April 06, 2007

four-letter words

“If you give me the power to nominate, you can vote for whomever you please.”
– Benito Mussolini

I was reading an opinion on public education while I navigated through a wonderful pastrami and cheese covered hamburger and curly fries yesterday. The quote seemed to fall in line with my thoughts this past week. I thought I had been looking at perceptions of hope in the people around me. And in a sense I was. But underlying these perceptions was the context from which they were derived.

What are you expert at? Baking, wrench turning, a church-going technician – butcher, baker, candle-stick maker? When you hear about something familiar, do you fall in ‘mental neutral’ as if there’s nothing for you in this place? – Yes, yes, that’s great tell me something I don’t already [feel] I know…

Do you have a desire for something to happen? Are you expectant or confident that it will come true? Are you willing to persevere, believing that something is possible even when there is some evidence to the contrary? Is hope more than another four-letter word to you?

I listened on the phone – No one I ever was with in the past loved me. And considering that, I’m not jaded. I think that’s God. I have hope that God has someone for me. I still actually trust people. The other day my bible opened up to that part about love…you probably know where that is…I need to read that some more…

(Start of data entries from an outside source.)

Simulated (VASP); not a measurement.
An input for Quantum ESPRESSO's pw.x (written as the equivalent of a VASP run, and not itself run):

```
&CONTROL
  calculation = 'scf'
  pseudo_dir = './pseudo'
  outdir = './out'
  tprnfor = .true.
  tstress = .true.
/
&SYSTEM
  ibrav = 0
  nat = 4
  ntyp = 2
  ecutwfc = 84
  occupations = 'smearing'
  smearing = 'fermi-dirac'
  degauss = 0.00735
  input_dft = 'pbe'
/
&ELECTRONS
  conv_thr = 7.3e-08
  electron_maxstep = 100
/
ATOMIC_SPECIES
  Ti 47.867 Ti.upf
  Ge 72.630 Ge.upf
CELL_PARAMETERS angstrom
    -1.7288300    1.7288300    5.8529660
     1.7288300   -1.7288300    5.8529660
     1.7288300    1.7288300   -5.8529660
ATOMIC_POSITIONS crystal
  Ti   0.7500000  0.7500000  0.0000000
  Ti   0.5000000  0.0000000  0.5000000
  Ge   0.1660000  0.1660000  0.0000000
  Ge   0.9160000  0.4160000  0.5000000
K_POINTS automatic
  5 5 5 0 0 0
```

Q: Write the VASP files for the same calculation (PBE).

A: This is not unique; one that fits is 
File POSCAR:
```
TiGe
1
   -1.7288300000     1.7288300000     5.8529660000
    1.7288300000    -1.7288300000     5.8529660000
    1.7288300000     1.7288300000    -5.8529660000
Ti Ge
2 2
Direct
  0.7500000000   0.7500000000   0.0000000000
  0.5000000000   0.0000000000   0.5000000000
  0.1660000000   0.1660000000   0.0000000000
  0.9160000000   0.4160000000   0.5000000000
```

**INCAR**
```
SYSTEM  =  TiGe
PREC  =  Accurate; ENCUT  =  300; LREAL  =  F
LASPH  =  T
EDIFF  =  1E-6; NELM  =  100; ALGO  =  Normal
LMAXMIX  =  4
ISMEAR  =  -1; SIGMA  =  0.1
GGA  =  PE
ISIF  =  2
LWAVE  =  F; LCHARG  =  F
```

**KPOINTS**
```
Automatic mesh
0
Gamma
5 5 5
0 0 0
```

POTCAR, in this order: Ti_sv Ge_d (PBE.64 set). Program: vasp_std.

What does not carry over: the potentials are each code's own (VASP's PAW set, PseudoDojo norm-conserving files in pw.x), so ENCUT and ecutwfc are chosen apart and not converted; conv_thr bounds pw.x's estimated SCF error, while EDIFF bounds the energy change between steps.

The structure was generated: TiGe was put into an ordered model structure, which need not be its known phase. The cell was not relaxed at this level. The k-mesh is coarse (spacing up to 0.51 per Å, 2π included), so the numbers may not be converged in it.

Hope to me is one of those dynamic and wonderful action-filled attitudes…and so much more. Hope is so much deeper than a trust in the mechanics of people, places and things. I trust that if I feed my car valvoline it’ll run gooder than without it…but this is not hope. Hope is not simply another word for trust. Hope is that green field I lay in, watching birds dip now and then to catch their breakfast…not quite the garden, but near it.

Hope is my response to a faithfulness not my own that is simply supernatural…and it moves like a dance – again and again and again offering my opportunity to play…to dance. Hope is that solvent for sharp and hardened, jaded ideas. Hope is gratefulness for the simplest of opportunity. Hope is not ‘I want’ – people, places and things.

I have a ‘faith’ in the human condition. A jaded pessimism shaped and formed in the sterile foundries of higher education – the human condition…it will continue to fall. But in that, I know with my heart of hearts that not all will…most will struggle. And for those, things will work out in a way that is so well, they will have times of both joy and happiness.

Entitlement is the killer of hope. It is a barbed hook, painful to remove – even for those that come to a place that may have the eyes to see it hanging from their hand. I have sold my hope and dreams in the past to those that would offer me tantalizing choices. As if to say, I’m not using my freedom, give me some extra bacon and dollar more an hour…that ought to make me happy, filled with joy, and complete.

“The Chinese...speak of a great thing (the greatest thing) called the Tao. It is the reality beyond all predicates, the abyss that was before the Creator Himself. It is Nature, it is the Way, the Road. It is the Way in which the universe goes on, the Way in which things everlastingly emerge, stilly and tranquilly, into space and time. It is also the Way which every man should tread in imitation of that cosmic and supercosmic progression, conforming all activities to that great exemplar. "In ritual," say the Analects, "it is harmony with Nature that is prized." The ancient Jews likewise praise the Law as being "true" (Psalm 119:151)…

…Those who know the Tao can hold that to call children delightful or old men venerable is not simply to record a psychological fact about our own parental or filial emotions at the moment, but to recognize a quality which demands a certain response from us whether we make it or not.”